“It’s Not about Money. It’s about New Thinking.”

While nitwits in the national media stumble over themselves covering the president-elect’s latest tweets — Newt Gringrich calls them “rabbits” sent out to distract the news hounds — important things are taking place outside of public view. You can get a sense of the new thinking about to overwhelm Washington, D.C., in comments that the former U.S. Speaker of the House made to the National Defense University a couple of weeks ago.

The speech was long, wandering and provocative, as is typically the case with Gingrich, but also illuminating. What struck me as a Virginia blogger was the focus on the massive waste built into the Pentagon bureaucracy. The bureaucracy, which is leeching resources from the nation’s war fighters, is a national disaster, and it needs to be fixed. But fixing it would shake up the Northern Virginia economy, much of which revolves around the feeding and nurturing of that bureaucracy.

If you went back to Eisenhower’s generation, Gingrich said, the number of people it took to run the largest armed force in the nation’s history was tiny.

A small number of people did an amazing amount of effective work. We’ve now replaced them with committees of 60, of whom 40 know nothing. …

This is particularly true in the American military bureaucracy including huge numbers of civilians right now. You have people who’ve been in Iraq and they’ve been in Afghanistan, and they’ve been in combat, dealing with people who have done none of that, and the people who have done none of that think they have the authority to question the people who have actually done it. …

It’s not about money. It’s about thinking. I’ll give you an example. The Pentagon was built in 1943, the year I was born. It was built to house 31,000 people, to wage global war, using manual typewriters with carbon paper. Beetle Smith, as Secretary to Chief of Staff George Marshall, used to run drills with his staff to see how fast they could find documents in the files, so that they could meet General Marshall’s request in the quickest possible time, manually.

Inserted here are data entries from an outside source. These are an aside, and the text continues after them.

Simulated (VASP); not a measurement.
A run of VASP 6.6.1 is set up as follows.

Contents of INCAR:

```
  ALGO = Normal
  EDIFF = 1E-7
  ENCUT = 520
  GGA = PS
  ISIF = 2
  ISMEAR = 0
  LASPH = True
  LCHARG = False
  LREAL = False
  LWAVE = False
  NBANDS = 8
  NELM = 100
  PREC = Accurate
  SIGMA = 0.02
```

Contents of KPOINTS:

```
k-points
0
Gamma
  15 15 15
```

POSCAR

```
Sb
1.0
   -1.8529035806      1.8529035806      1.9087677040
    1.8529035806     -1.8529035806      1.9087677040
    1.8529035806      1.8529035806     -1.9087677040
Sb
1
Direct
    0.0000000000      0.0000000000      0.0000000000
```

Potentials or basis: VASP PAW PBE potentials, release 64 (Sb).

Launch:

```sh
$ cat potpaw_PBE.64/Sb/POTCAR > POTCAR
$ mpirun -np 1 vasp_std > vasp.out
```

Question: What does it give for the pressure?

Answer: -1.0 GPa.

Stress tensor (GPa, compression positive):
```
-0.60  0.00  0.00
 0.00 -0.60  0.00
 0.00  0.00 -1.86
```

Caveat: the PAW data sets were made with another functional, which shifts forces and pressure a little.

What’s the exchange rate between filing cabinets with carbon paper, and manual typewriters, and the iPad, and the smartphone I carry with me all day? What would you guess? Ten to one? Twenty to one? Closing on infinity? … I propose, as a symbol, that we develop a plan that turns the Pentagon into a triangle. At least 40 percent of the current bureaucracy has to be superfluous. Literally. What does that cost? It means you have committees who think their job is to be important by asking stupid questions, and they have the power to then slow down everything while people answer the stupid questions, which will allow them to write a report that goes to a different committee, which wonders what that report really means, so they ask for another report about the report, and then you wonder how you get to the F-35. …

If Secretary Mattis goes in and says, we’re going to reform and modernize the Pentagon into a triangle, that would be transformational. You could either share the space with other Federal offices, or you could create a terrific museum of war. I mean, 40 percent of the Pentagon would be a great tourist trap. ….

You have to get it into your head. The current system is broken. It is obsolete, so don’t try to fix it. Try to replace it.

Perhaps this is Gingrich just being Gringrich, thinking the big thoughts. Perhaps the president-elect has other priorities than reforming the federal bureaucracy. Perhaps, as Gingrich has opined elsewhere, the administration “will lose its nerve.” But improving the military’s tooth-to-tail ratio is a national imperative. And with all the other plans the president-elect has for cutting taxes and investing in infrastructure, there will be precious few additional dollars for defense spending. If the new administration does get serious about restructuring the military, the next four years could be the most unsettling time in history for Northern Virginia.